This demo shows a technical path: a proof that binds a customer key to a fixed set of fields (amount, currency, parties, time window) so a verifier can run math instead of debating paperwork.
The browser form talks to a small server. The server asks the Affix API to build or check proofs and to store the record. The circuit here is a teaching build: do not paste this into production without your own security review and keys.
Proof generation runs through the API and stores a durable proof record for dispute handling.
Verification can run repeatedly with stable performance because the proof payload is fixed and cacheable.
- Card details and amount are known at checkout.
- A proof is generated that commits to hashes of IDs and to amount, currency, and times.
- The proof is kept (here, via the API) until a dispute.
- Anyone with the verification key can check the proof. Tampering any committed field breaks the check.
Real deployments still need issuer buy-in, key custody rules, and your own ceremony for trusted setup if you stay on Groth16.
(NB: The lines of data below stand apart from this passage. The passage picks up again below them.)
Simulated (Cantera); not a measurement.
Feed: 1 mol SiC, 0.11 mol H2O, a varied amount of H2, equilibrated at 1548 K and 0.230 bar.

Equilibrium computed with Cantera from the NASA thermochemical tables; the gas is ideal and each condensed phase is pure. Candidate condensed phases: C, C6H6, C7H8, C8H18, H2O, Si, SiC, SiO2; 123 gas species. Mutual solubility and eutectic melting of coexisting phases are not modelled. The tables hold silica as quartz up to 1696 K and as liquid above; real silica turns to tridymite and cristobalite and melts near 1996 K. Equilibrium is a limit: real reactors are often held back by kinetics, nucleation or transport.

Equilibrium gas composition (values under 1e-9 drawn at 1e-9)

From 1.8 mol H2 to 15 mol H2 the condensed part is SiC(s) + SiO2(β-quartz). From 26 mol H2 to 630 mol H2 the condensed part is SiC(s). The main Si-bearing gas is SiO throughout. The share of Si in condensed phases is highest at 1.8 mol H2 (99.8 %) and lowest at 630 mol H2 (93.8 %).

The verifier sees the public inputs inside the proof, not the private key. Typical fields include amount, numeric currency code, timestamps, hashes of merchant and acquirer strings, and a domain tag so one proof cannot be replayed for another bank or scheme.
| Field | Shown? |
|---|---|
| Amount and currency | Yes |
| Hashes of merchant / tx / acquirer | Yes (not the raw strings) |
| Customer name or PAN | No (not in this demo circuit) |
Backend profile
| Property | Groth16 (current) | UltraHonk (future path) |
|---|---|---|
| Trusted setup | Required per circuit revision | Not required per circuit revision |
| Proof size | Smaller | Larger |
| Verifier speed | Fast | Moderate |
| Best fit | Compact proofs, established tooling | Simpler setup lifecycle |
Dispute window guide
| Window | Days | Status in this demo |
|---|---|---|
| Default expiry | 120 | Enabled |
| Extended expiry | 180 / 360 | Enabled |
| Maximum expiry | 540 | Circuit-enforced cap |
- Acquirer
- Bank or processor that settles card money for the shop.
- Groth16
- A compact proof system. You need a one-off trusted setup per circuit revision.
- Issuer
- Bank that issued the card to the customer.
- Public inputs
- Values baked into the proof that the checker sees.
- Witness
- Secret values used only while building the proof.